##merkle-tree
Merkle tree(Hash trees) is used in distributed systems(and many other places) to detect differences between two large datasets by using minimal network transfers. More information is avaiable in wikipedia. http://en.wikipedia.org/wiki/Merkle_tree.
![Image of merkle tree] (http://upload.wikimedia.org/wikipedia/commons/9/95/Hash_Tree.svg)
- Divide the data into blocks, and compute digest(hash) of each block.
- All hashes of these blocks become leaves of a tree. Using these leaves, we can build the complete tree upto the root.
- If we have the merkle-trees of two similar datasets, that will help in detecting whether those datasets are same, or differing, by comparing only these digests, and we can quickly figure out which blocks are differing.
- Network transfers are costlier than local computing. Hence digest calculation is done(even though it is a heavy process, but cpu capacity is higher than network transfer capacity), and digest is transferred through network, and that is used to detect inconsistencies, and hence avoiding unnecessary transfer entire block of data.
[Amazon Dynamo] (http://www.allthingsdistributed.com/files/amazon-dynamo-sosp2007.pdf) has used that in its implementation. There are even few [opensource] (http://www.ccnx.org/releases/ccnx-0.6.0/javasrc/src/org/ccnx/ccn/impl/security/crypto/MerkleTree.java) implementations available.
In one of my projects, we replicate some users' data acros multiple locations asynchronously. Replica nodes can differ from primary node's data for various reasons
- Replica nodes can miss replication events from primary node due to operational error(like disabling replication, bringing up a node without bootstrapping the initial data), a node being down for a longer period of time, disk crash.
- software inconsistency between primary and replica(hence data generated by primary might be differing)
- not following write path properly (for example, in Hbase you can disable writes that go to write ahead log entry during batch loading, hence those events wont be replicated at all)

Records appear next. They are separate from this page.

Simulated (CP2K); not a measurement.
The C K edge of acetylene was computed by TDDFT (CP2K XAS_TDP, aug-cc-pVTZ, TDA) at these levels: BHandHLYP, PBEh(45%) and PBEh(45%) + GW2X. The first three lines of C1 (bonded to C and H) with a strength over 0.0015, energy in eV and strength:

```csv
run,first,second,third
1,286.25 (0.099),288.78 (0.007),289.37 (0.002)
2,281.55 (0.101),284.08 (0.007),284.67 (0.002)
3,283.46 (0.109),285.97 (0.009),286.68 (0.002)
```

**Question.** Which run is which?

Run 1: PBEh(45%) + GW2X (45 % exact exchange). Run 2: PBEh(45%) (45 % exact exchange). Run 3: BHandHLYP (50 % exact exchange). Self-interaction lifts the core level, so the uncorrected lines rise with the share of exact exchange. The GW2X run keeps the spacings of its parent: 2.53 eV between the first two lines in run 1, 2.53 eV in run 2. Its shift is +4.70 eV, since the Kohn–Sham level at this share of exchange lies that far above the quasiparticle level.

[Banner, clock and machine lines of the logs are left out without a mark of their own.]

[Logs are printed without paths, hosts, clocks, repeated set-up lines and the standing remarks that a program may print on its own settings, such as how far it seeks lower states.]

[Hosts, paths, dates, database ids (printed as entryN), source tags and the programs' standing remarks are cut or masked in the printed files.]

So we needed a system where it can detect inconsistency between primary and replica with minimal overhead, and also synchronize the replica's data if needed. Even though there are many opensource implementations of merkle tree available, those are main memory based, do not retain anything between process restarts. So I have implemented a merkle-tree based system, which provides a way to persist partially built merkle tree on disk, and also some sophisticated functionalities, which can be customized further.
In the following design I will use the term HashTree instead of Merkle-tree. Both terms refer to same idea.
-
HashTrees accepts inserts of (key,value) pairs, and deletions of previously inserted keys. It calculates digest of value and stores (key,digest) pairs. Since we store only digest, the space usage is low comparing to the actual storage. These pairs are hashed into buckets as shown in Merkle tree diagram. In current implementation, I am using LevelDB for hash tree storage. LevelDB is good at large insertion rate, and avoid unnecessary disk seeks.
-
HashTrees calculates the digest of each block, and also the complete tree using the digests of these blocks. Building and maintinaing the complete tree on every insertion/deletion to HashTrees will be costly. Hence I have implemented dirty buckets holder (implemented [AtomicBitSet] (https://github.com/gomathi/merkle-tree/blob/master/src/org/hashtrees/util/AtomicBitSet.java)), which will be marked on every insertions/deletions. Using the dirty segments, HashTrees periodically build and update the tree, and not on every update. Also added some code to persist dirty buckets information to LevelDB.
-
HashTrees need to be informed about insertions/deletions, so the actual storage need to forward the call when the changes are happening to the storage. In order to avoid any increased latency, I have used a non blocking queue, and insertions/deletions are added as entries, so storage won't get blocked at any case. Still if the process shuts down immediately, then we might loose the entries on the non blocking queue. There are few workarounds, either by listening to the changes on hashtrees by implementing [HashTreesObserver] (https://github.com/gomathi/merkle-tree/blob/master/src/org/hashtrees/HashTreesObserver.java) and replay the storage calls after the process restart from last commit entry, or ask HashTrees to persist the changes to LevelDB instead of using non blocking queue.
There are two main components,
- HashTrees (which manages queueing up insertions/deletions, rebuilding the tree, and synch another remote tree on request). I have provided an example class [HashTreesUsage.java] (https://github.com/gomathi/merkle-tree/blob/master/src/org/hashtrees/usage/HashTreesUsage.java) in using HashTrees.
- HashTreesManager(which schedules rebuild/synch actions, and authorizes whether sync can happen from a tree to another tree). Read this class [HashTreesManagerUsage.java] (https://github.com/gomathi/merkle-tree/blob/master/src/org/hashtrees/usage/HashTreesManagerUsage.java) to understand how to use HashTreesManager.
- Most of the classes are implemented against an interface. So different implementations can be provided. For example, [HashTreesStore] (https://github.com/gomathi/merkle-tree/blob/master/src/org/hashtrees/store/HashTreesStore.java) defines the storage to be used by hashtrees. [HashTreesPersistentStore.java] (https://github.com/gomathi/merkle-tree/blob/master/src/org/hashtrees/store/HashTreesPersistentStore.java) is an LevelDB based storage implementation. You can plugin your own class, if you dont want to use LevelDB.
- Also HashTrees and HashTreesManager provides observers, [HashTreesObserver.java] (https://github.com/gomathi/merkle-tree/blob/master/src/org/hashtrees/HashTreesObserver.java) and [HashTreesManagerObserver.java] (https://github.com/gomathi/merkle-tree/blob/master/src/org/hashtrees/synch/HashTreesManagerObserver.java). So you can plugin your own actions on certain events.
- Expose metrics through JMX. [Netflix opensourced a library for that] (https://github.com/Netflix/servo/wiki). Seems like this is a good option.